SW: It was a little bit of the unknown but I think it came at the right time. I dropped down the season before that, just to get back playing, and at that time, my partner (current York City forward Jake Cassidy) was away in London playing.
I had to put family first and something at that level was the most I could commit to. I really enjoyed my time at Forest, it stood me in good stead, but I was ready for the step back up.
SK: You knew some of them already but who are the characters in the Sheffield United squad?
SW: There’s a few really. I’ve known Leandra (Little) for years, I played with her when I was
at Lincoln, in the first season of the WSL. She’s brilliant, I think everyone needs a Lee in the team. She’s well respected, she knows the game, but she’s one of the funniest people I’ve met. Wilko (Katie Wilkinson) can be funny on her day. Little Lucy (Watson), to say she’s only 17, she’s not afraid to be right in the mix. I wouldn’t say it’s the loudest team but we’ve definitely got the right mix of people.
SK: Coming back to play again after becoming a parent, while there are shared similarities for players doing that, it is also unique to you. How much of a challenge was working your way back?

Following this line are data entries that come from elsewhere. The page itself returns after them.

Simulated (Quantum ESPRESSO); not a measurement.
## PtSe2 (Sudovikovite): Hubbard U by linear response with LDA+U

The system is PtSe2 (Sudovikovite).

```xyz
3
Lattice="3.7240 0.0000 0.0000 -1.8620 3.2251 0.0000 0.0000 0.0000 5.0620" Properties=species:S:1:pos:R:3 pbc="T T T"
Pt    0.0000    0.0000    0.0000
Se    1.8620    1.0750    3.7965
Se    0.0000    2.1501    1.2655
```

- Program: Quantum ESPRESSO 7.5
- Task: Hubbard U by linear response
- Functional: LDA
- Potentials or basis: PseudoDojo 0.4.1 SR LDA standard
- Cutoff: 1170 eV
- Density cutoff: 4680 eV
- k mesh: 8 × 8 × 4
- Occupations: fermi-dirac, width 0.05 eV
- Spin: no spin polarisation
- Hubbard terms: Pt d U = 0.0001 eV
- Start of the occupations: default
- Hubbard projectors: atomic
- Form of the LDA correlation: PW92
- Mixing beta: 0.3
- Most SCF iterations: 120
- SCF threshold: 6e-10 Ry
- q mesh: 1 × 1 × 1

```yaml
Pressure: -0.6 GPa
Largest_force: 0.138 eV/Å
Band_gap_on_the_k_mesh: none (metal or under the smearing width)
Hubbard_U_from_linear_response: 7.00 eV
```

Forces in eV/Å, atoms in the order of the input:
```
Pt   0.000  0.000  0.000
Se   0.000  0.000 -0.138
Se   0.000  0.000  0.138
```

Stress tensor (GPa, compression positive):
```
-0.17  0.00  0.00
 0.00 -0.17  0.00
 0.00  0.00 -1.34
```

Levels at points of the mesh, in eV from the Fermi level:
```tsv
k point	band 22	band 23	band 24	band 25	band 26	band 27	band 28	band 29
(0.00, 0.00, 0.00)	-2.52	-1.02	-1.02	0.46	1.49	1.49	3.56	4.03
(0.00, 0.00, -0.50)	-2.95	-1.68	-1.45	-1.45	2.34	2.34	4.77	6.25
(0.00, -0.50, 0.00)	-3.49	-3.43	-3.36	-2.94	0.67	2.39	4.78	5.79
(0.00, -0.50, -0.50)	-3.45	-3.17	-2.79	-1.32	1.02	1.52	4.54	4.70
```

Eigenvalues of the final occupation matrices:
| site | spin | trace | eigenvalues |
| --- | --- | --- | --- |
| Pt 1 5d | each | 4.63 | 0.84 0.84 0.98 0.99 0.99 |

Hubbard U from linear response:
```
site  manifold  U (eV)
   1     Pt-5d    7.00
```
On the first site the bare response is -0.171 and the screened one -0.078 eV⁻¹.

SW: It was a lot tougher than I expected, to be honest. I just assumed I was at peak fitness and that I’d be able to have Alf and come back within a few months. That was definitely not the case, and I can still tell the difference now, but that’s probably me personally; I had to have a C-section, which didn’t help things. You were looking at probably 18 months before I felt somewhere like I was.
SK: Is there anything in particular that you notice or is it hard to define?
SW: A bit of everything. The C-section absolutely killed me physically; it sounds silly but I had to learn to run and pretty much walk again properly. It’s a feeling that you probably can’t describe; I just didn’t feel right. I had to build on my core again and get the balance. I was getting a little bit older as well. Mentally, I was always okay, so it was more physically for me.
SK: In terms of your friendship with Steph Houghton, did that all begin when you were playing for Leeds or did you know each other beforehand?
SW: We knew each other from our time at England. Steph was slightly older than me and we just clicked. We had a trio back in the day, there was me, Steph and Fern Whelan, and we were inseparable at the time. Steph was looking for a new chapter from Sunderland, and luckily, I could bribe her to come to Leeds! We’ve stayed the best of friends ever since really.
SK: Alongside playing, how much fulfilment do you get from supporting Steph, celebrating the highs with her, but also feeling it all the more with tougher moments?
SW: It’s massive. Her and Darbs (husband Stephen Darby) have become part of our life, we do everything together and they’re going to be godparents to Alfie. Alf’s been right at the forefront wherever Steph’s been, so we travelled to France (for the last World Cup) to support her. It just allows us to give her that support, and also someone who understands the hard times that she’s going to go through, with playing football ourselves. We really enjoy being able to share those moments with them.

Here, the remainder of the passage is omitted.